Next Gen DevOps Transformation Framework: A case study of Playfish circa 2010 pt. 2 |

Recap

Last week I used Playfish, as it was in 2010, as a case study to show how the Next Gen DevOps Transformation Framework can be used to assess the capability of an organisation. We looked at Playfish’s Build & Integration capability, which the framework classified at level 0, ad hoc and 3rd Party Component Management which the framework classified at level 4.

This week

We’ll take a look at what the Next Gen DevOps Transformation Framework recommends to help Playfish improve its Build & Integration capabilities and we’re going to contrast that with what we actually did. We’ll also look at why we made the decisions we made back then and talk a little about where that took us. Finally I’ll end with some recommendations that I hope will help organisations avoid some of the (spring-loaded trapped and spiked) pitfalls we fell into.

Build & Integration Level 0 Project Scope

Each level within each capability of the Next Gen DevOps Transformation Framework has a project scope designed to improve an organisations capability, encourage collaboration between engineers and enable additional benefits for little additional work.

The project scope for Build & Integration Level 0 is:

Create a process for integrating new 3rd party components.
Give one group clear ownership and budget for the performance, capability and reliability of the build system.

These two projects don’t initially seem to be related but It’s very hard to do one without the other.

Modern product development demands that developers use many 3rd party components, sometimes these are frameworks like Spring, more often than not they’re libraries like JUnit or modules like the Request module for Node.js.

Having a process for integrating new 3rd party components ensures that all engineers know the component is available. It provides an opportunity to debate the relative merits of alternatives and reduces unnecessary work. It also, crucially, provides the opportunity to ensure that 3rd party components are integrated in a robust way. It’s occasionally necessary to use immature components, if there’s a chance that these may be unavailable when needed then they need to be staged in a reliable repository or an alternative needs to be maintained. Creating a process for integrating 3rd party components ensures these issues are brought out into the open an can be addressed.

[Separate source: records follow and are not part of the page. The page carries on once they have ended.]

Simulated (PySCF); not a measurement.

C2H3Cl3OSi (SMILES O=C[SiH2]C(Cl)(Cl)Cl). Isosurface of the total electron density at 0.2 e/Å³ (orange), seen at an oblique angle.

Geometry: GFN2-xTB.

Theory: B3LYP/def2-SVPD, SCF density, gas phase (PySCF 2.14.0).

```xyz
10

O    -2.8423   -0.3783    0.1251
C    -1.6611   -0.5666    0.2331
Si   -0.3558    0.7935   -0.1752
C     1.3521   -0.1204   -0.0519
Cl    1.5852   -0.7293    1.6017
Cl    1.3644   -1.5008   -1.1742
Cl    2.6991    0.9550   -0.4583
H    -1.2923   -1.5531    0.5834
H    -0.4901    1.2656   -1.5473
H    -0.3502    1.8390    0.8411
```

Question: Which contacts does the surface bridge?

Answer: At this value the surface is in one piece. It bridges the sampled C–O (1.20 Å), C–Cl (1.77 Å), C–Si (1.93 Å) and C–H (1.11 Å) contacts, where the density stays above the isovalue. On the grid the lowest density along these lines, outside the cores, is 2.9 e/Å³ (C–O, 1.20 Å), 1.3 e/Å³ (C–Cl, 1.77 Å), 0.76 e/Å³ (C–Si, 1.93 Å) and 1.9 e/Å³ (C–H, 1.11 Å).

Having talked about a process for integrating 3rd party components an organisation is then in a great place to decide who should be responsible for the capability and reliability of the build system. Giving ownership of the build system to a group with the skills needed to manage and support it enables strategic improvement of the build capability. Only so much can be engineers, no matter how talented and committed they are, without funding, time and strategic planning.

How Playfish improved it’s build capability

I don’t know how Playfish built software before I joined but in August 2010 all the developers were using an instance of Bamboo hosted on JIRA Studio. JIRA Studio is a software-as-a-service implementation of a variety of Atlassian products. I have’t used it for a while but back in 2010 it was a single server hosting whatever Atlassian components you configured. Some Playfish developers had set up Bamboo as an experiment and by August 2010 it had become the unofficial standard for building software. I say unofficial because Operations didn’t know that it had become the standard until the thing broke.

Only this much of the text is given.